Box of Moonlight
United States, 1997
U.S. Release Date:
R (Nudity, Profanity, Violence)
Theatrical Aspect Ratio:
John Turturro, Sam Rockwell, Catherine Keener, Lisa Blount, Annie Corley
Tom DiCillo's offbeat Box of Moonlight is a film that I wanted to like a great deal more than I actually did. DiCillo is one of those few quirky directors who loves to play with both his audience and his subject matter. Unfortunately, all the little twists, turns, and tweaks in Box of Moonlight can't eclipse the fact that it's basically nothing more than a combination mid-life crisis/buddy movie. There are number of enchanting scenes, but, in concert, they somehow fail to gel into a magical whole.

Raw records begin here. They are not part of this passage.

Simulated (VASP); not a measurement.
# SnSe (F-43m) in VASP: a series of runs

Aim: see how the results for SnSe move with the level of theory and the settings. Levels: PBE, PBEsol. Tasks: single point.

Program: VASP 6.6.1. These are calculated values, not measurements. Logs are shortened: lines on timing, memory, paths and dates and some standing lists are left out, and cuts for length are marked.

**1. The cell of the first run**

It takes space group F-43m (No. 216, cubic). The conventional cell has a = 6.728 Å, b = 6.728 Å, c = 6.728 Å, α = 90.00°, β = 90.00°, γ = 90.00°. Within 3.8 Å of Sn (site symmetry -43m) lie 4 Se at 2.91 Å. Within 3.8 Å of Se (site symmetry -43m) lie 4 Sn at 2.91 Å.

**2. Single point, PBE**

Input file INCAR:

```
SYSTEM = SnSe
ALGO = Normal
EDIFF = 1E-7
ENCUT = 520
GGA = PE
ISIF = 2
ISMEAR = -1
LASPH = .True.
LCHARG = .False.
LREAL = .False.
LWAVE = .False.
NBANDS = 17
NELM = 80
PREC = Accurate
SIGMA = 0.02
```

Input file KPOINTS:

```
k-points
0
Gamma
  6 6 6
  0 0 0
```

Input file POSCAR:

The central problem with Box of Moonlight may be that it loses its direction. This is a malady that neither of DiCillo's previous movies suffered. The film maker's first effort, Johnny Suede (starring a then-unknown Brad Pitt) possessed the same dreamlike quality evident here, but it knew exactly where it was going. Living in Oblivion, a brilliant satire of independent film making, was tightly written from beginning to end. Box of Moonlight, on the other hand, starts out strong, then starts to wander during the second half. Rather than building to a satisfying conclusion, the movie sort of fizzles out, leaving behind the impression that, even though it was a long 110 minutes, something was missing.
Box of Moonlight opens with John Turturro playing Al Fountain, the kind of uptight boss whom everyone equally despises and pities. Al, an electrical engineer "specializing in the field distribution of Zeus turbine engines," is in charge of a crew of hard-working men involved in the construction of a windshield wiper plant in Drip Rock, Tennessee. None of the guys like him -- to them, he's a machine-like clock-watcher. The group's foreman, Soapy (Ray Aranha), feels sorry for Al and invites him to a poker game, but, when the boss shows up ready to hobnob with the men, he overhears a barrage of disparaging comments that sends him scurrying back to his hotel room.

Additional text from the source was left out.